Debra Oliver of the King County Interagency Regulatory Advisory Committee will speak about the committee's role in coordinating county rules across agency lines.
Social hour begins at 6 p.m., followed by dinner at 7 p.m. and the program at 8 p.m. For more information, call Joe Grojean at (206) 285-3373.
Cutthroat comment period reopened
PORTLAND -- The U.S. Fish and Wildlife Service has reopened public comment on whether to list Southwest Washington/Columbia River coastal cutthroat as threatened under the Endangered Species Act.
According to the agency, the coastal cutthroat was proposed for listing because of population declines due to habitat loss. The range of the coastal cutthroat under consideration for listing extends from Grays Harbor and the Chehalis River basin south to the Columbia River and east to The Dalles and Willamette Falls on the Willamette River.
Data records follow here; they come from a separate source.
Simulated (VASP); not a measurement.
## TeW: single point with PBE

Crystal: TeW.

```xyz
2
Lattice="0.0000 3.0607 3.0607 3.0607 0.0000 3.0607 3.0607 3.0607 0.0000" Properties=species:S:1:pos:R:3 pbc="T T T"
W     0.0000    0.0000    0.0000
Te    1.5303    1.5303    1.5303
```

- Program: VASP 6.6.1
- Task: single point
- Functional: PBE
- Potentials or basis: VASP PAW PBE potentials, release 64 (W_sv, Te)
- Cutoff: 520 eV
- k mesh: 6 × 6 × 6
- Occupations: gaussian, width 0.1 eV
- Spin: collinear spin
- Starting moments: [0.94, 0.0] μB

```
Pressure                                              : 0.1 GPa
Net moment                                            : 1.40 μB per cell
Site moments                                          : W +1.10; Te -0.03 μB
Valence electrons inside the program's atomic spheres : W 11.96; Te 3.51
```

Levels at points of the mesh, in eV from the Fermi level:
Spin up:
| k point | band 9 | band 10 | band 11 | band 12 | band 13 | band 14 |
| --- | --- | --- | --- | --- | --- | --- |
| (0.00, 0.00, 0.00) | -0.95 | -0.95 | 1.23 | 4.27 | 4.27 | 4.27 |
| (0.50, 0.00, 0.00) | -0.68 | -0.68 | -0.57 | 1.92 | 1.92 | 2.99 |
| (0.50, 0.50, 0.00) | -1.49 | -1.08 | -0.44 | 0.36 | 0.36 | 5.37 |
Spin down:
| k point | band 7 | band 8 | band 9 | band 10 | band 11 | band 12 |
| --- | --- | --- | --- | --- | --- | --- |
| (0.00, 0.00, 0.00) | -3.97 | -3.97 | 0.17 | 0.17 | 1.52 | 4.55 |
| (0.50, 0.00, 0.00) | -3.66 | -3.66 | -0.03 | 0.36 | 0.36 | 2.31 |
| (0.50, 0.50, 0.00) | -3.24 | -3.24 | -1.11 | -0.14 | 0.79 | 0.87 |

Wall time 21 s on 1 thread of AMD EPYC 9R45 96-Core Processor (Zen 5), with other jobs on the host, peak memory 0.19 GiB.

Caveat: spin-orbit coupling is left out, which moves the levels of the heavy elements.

The comment period is being reopened for 30 days. Comments must be received by Dec. 24. They can be e-mailed to coastal_cutthroat@fws.gov or mailed to U.S. Fish and Wildlife Service, Oregon Fish and Wildlife Office, 2600 Southeast 98th Ave., suite 100, Portland, Ore. 97266.
King County adopts green building guide
SEATTLE -- King County Executive Ron Sims signed a "Green Building Initiative" yesterday adopting the LEED (Leadership in Energy and Environmental and Design) rating system for the county's construction methods and techniques.
The initiative also promotes the use of environmentally friendly construction practices for all county projects.
The initiative was prompted by the success of the county's King Street Center office building near the King Street Station downtown. According to the county, since the 1999 opening of the building the county has saved $100,000 in energy costs. The building's on-site water reclamation system saves an estimated 1.4 million gallons of water per year by using storm runoff for flushing toilets.
The building is home to the county's transportation, natural resources and parks departments.
Aquatic reserve meetings set
OLYMPIA -- The Washington Department of Natural Resources will hold seven workshops statewide, to develop criteria for designating aquatic reserves on state-owned aquatic lands.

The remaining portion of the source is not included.